Trinity Episcopal Cathedral's Charlie Comella Community Garden was chosen from more than 1,000 applicants to receive one of 20 $2,500 grants awarded in the United States and Canada by Fiskars Project Orange Thumb in 2009.
"We're thrilled to be honored by Fiskars with this prestigious award," said Scott Blanchard, the garden's leader. "We're proud to be a partner in making Cleveland's neighborhoods more beautiful and, through community involvement, making Cleveland a better place to live."
The garden, located less than a mile from the Cathedral at the corner of East 35th Street and Cedar Road, grows healthy vegetables, fruits and herbs that are prepared and served during Sunday lunch to downtown Cleveland’s homeless and hungry community. Since 2006, the garden has harvested over two tons of fruits, vegetables, and herbs for this cause.

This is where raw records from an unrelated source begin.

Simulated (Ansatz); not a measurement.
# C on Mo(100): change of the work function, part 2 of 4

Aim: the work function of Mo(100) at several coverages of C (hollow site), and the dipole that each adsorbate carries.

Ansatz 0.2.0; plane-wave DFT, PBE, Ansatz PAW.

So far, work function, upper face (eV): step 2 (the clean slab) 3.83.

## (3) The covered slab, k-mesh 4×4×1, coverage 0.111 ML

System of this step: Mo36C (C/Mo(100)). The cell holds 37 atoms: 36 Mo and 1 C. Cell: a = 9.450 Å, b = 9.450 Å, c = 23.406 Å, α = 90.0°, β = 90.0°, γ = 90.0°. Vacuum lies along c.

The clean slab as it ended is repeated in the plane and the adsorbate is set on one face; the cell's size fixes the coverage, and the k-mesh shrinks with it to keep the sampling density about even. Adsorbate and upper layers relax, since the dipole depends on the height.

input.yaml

The Project Orange Thumb program, sponsored by Fiskars Brands, Inc., a maker of gardening tools and supplies, provides community garden groups with the tools and materials they need to reach their goals for neighborhood beautification, sustainability, and horticulture education.
On August 15, Trinity will host a ribbon-cutting ceremony in celebration of the award, which will be the final event on the Ohio State University Extension/City of Cleveland Urban Harvest Garden tour.
The garden also received a Cityworks grant from the city of Cleveland in 2009. Neighborhood Connections, a program of the Cleveland Foundation, honored the garden with grants in 2006 and 2008.